By Ben Goldberger —

Opinion editor Ben Goldberger reflects on the deaths of Kobe and Gianna Bryant and the importance of family

I was walking back to my dorm room after another Sunday of putting the week’s newspaper together when I first saw the reports. I immediately dismissed it as clickbait, since it seemed impossible for a legendary person to die so unexpectedly.

It wasn’t until I saw “Sportscenter’s” tweet confirming the death of Kobe Bryant that I let myself believe the reports, utter disbelief and shock seeping into my body.

To me, Kobe Bryant was just an amazing basketball player. But to many of my friends, he was a role model, an idol even a parental figure to some. So many kids grew up wanting to be just like Kobe, buying his jersey and shoes, treating the “Mamba Mentality” as scripture and yelling “Kobe!” whenever they shot a paper ball into the trash can.

It makes sense why the whole sports world froze for a day when the news broke out.

Then an hour or so later, the reports came out that Gianna, Bryant’s 13-year-old daughter and future basketball star herself, was also killed in the crash.

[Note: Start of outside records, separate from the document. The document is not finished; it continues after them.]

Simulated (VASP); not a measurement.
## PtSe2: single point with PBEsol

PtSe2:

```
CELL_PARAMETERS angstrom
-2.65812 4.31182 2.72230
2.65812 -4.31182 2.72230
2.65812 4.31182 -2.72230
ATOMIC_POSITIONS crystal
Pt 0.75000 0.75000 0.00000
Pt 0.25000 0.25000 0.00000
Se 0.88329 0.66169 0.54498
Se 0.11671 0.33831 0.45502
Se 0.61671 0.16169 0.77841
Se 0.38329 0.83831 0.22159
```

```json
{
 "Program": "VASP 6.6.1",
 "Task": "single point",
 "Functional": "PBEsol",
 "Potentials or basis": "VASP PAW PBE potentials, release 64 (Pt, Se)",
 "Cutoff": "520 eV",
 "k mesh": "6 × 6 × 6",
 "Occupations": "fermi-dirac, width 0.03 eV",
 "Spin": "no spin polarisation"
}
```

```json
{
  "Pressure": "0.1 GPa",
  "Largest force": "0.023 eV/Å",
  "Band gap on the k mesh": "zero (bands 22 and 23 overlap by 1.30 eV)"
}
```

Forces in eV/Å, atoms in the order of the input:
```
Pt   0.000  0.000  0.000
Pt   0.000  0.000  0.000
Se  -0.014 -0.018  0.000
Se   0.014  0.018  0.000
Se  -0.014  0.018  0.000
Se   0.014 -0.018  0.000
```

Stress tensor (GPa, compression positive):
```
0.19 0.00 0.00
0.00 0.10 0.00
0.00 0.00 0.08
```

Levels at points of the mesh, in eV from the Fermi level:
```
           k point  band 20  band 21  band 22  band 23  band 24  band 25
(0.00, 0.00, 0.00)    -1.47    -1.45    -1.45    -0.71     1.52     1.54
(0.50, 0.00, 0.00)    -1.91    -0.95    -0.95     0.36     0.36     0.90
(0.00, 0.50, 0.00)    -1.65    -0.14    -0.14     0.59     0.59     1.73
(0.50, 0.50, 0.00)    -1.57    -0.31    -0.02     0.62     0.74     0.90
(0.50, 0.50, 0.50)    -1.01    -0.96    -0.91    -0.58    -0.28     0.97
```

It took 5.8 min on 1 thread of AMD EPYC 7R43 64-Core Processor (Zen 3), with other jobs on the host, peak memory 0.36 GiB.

When I heard this, I could not stop thinking about Vanessa Bryant, Kobe’s wife and Gianna’s mother. The thought of losing your husband and daughter at the same, unexpected time crushed me. She didn’t even get to say goodbye, just a “see you later” that was never fulfilled.

I am from Virginia, meaning I don’t see my family except over breaks and occasional weekend visits throughout the semester. Bryant’s death made me realize that tomorrow is not guaranteed, and every time I say goodbye to my family and friends could be my last.

This is a horrifying truth to wallow in, and it is impossible to live a healthy life if you are constantly worrying about you or a loved one possibly dying tomorrow. But it does remind you to prioritize what is truly important in life, and for me, that is family.

It’s easy to get wrapped up in the small things in life like little grudges held on your siblings for eating your leftovers or disappointment that your significant other didn’t get you the gift you wanted for the holidays.

It’s almost human nature to get absorbed by the materialistic aspects of Valentine’s Day, spending bundles of money on getting the most expensive gift.

Sure, big flowers or extravagant jewelry is nice, but the best gift of all is being able to spend time with your loved ones.

When you are gone, your loved ones can get all of the gifts they want to, but nothing will ever fill the shoes that you once stood in. The memories made during any shared experience, whether a vacation across the world or baking cookies together at home, will always outweigh any gift you could give.

Kobe and Gianna, along with the seven other people killed in the helicopter crash, no longer have the opportunity to give or receive this gift.

But you do.

This Valentine’s Day, focus less on extravagant, materialistic gifts and more on making new memories with your loved ones, whether that is your significant other, your family or yourself.

Pursue things that make you happy and motivate you to succeed, and make them an everyday part of your life.

After all, that is the true Mamba Mentality.